Alternative (external tooling): keep current storage, tooling on top. We could leave the storage model unchanged and instead write a utility to perform the appropriate diffs (and leave, e.g., a comment on the PR). That is simpler to implement, but it doesn’t solve the problem of large diffs on GitHub. It also doesn’t restore useful blame in the GitHub UI.

Alternative (current copy): store a complete copy of the current API document. This approach stores a full copy of the current OpenAPI document (such as sled-agent-current.json) alongside all versioned files. When a new version is added, this file is updated in place, producing a meaningful diff and preserving blame on the current-copy file. However, it doesn’t help with:

  • inflated diff sizes, since the new version is still added as a wholly new file;

  • working copy size (and in fact increases it); or,

  • merge conflicts on the current-copy file, when parallel branches bump the API version.

Alternative (diff chain): replace older versions with diffs against the subsequent version. Instead of storing full JSON for older versions, each non-latest version could be replaced with a textual diff (patch file) against the next version. When a new version is added:

  • The old JSON file is deleted and replaced with a patch file, so Git’s rename detection treats the new version as a rename of the old; this produces meaningful diffs and preserves blame via the same mechanism as Git stubs.

  • Working copy size is also reduced, since diffs are much smaller than full JSON.

  • However, retrieving old versions becomes significantly harder: rather than a single git show as with Git stubs, you must chain diffs backward from the latest version.

Alternative (Git LFS): use Git LFS to store previous versions. There are two main downsides to using Git LFS: first, an external server is required to serve objects; and second, LFS files can only be diffed with some difficulty. These tradeoffs are reasonable for the kinds of large binary assets Git LFS is designed for, but not so much for OpenAPI documents.

Alternative (history only): do not store Git stub files, always do history lookups. We could store only the latest version, and use git log on a directory to find old versions of APIs. However, that significantly reduces discoverability: listing old API versions requires inspecting Git history. It also becomes unclear when support for an API version is dropped. With Git stub files, dropping support for an API version means deleting the corresponding .gitstub file.

Other alternatives

Alternative: don’t store Git stub files as regular files. There are several alternatives to storing Git stub files as regular files, such as Git notes. Regular files on disk are significantly more legible than these less common Git features.

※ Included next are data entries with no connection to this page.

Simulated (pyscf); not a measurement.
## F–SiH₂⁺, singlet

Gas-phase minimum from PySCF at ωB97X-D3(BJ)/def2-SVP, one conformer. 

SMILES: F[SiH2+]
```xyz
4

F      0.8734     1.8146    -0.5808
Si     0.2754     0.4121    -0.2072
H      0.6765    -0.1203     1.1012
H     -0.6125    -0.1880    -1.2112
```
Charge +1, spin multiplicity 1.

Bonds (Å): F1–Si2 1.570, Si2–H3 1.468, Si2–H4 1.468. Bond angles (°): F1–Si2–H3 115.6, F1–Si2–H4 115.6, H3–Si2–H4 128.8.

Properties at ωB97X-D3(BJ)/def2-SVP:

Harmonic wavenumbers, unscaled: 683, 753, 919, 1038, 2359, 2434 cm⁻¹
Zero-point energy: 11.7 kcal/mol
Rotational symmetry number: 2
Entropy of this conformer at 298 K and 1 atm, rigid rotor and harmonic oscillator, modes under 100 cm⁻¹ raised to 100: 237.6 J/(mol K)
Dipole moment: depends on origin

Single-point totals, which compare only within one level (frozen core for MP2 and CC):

Alternative: smudge/clean filters. We could keep fully materialized files for each API version on disk, but use a Git clean filter to convert them to Git stub files when committing. Then, when updating to a revision, a smudge filter would materialize them. This option has a few issues:

  1. Smudge and clean filters only work on file contents. They cannot change the names of files, i.e., they cannot turn sled-agent-4.0.0-abcdef.json into sled-agent-4.0.0-abcdef.json.gitstub, or vice versa. As discussed in Appendix: Why can Git not detect copies? below, for rename detection to work, the old files must be deleted. Merely changing the contents is insufficient.

  2. They introduce additional complexity. Developers would have to configure a filter driver in their own .git/config. This can be done as part of the setup script, but it introduces one more way things can go wrong.

  3. Smudge and clean filters are incompatible with Jujutsu (as of version 0.36), which several developers working on Omicron—including this RFD’s author—use.

By being regular files with a .gitstub suffix, Git stub files address all these concerns.

Alternative: lobby GitHub to turn on --find-copies-harder. Given the computational cost of --find-copies-harder and GitHub’s priorities, this seems unlikely to succeed. The problem discussed in Appendix: Why can Git not detect copies? below—that a copy might be detected against a different version than desired—also remains.

Alternative: convert API versions to Git stub files via a separate command. This alternative has the downside of inconsistent results when one side of a merge converts API versions to Git stub files and the other side does not. Having a uniform, automatic strategy removes this possibility and reduces developer burden.

Rationale for Git stub format

The Git stub format is chosen to make git show $(cat file.gitstub) work without manipulation of the Git stub’s contents. This is the most natural format for Git stub files.

Alternative: a single manifest listing all prior versions. One option is to have, for example, an old-versions.json file listing all prior versions. This is reasonable, but it would complicate git show usage. It also has a greater chance of resulting in merge conflicts, particularly when one side of a merge adds multiple versions while the other side adds one. Separate Git stub files per API version address both these concerns.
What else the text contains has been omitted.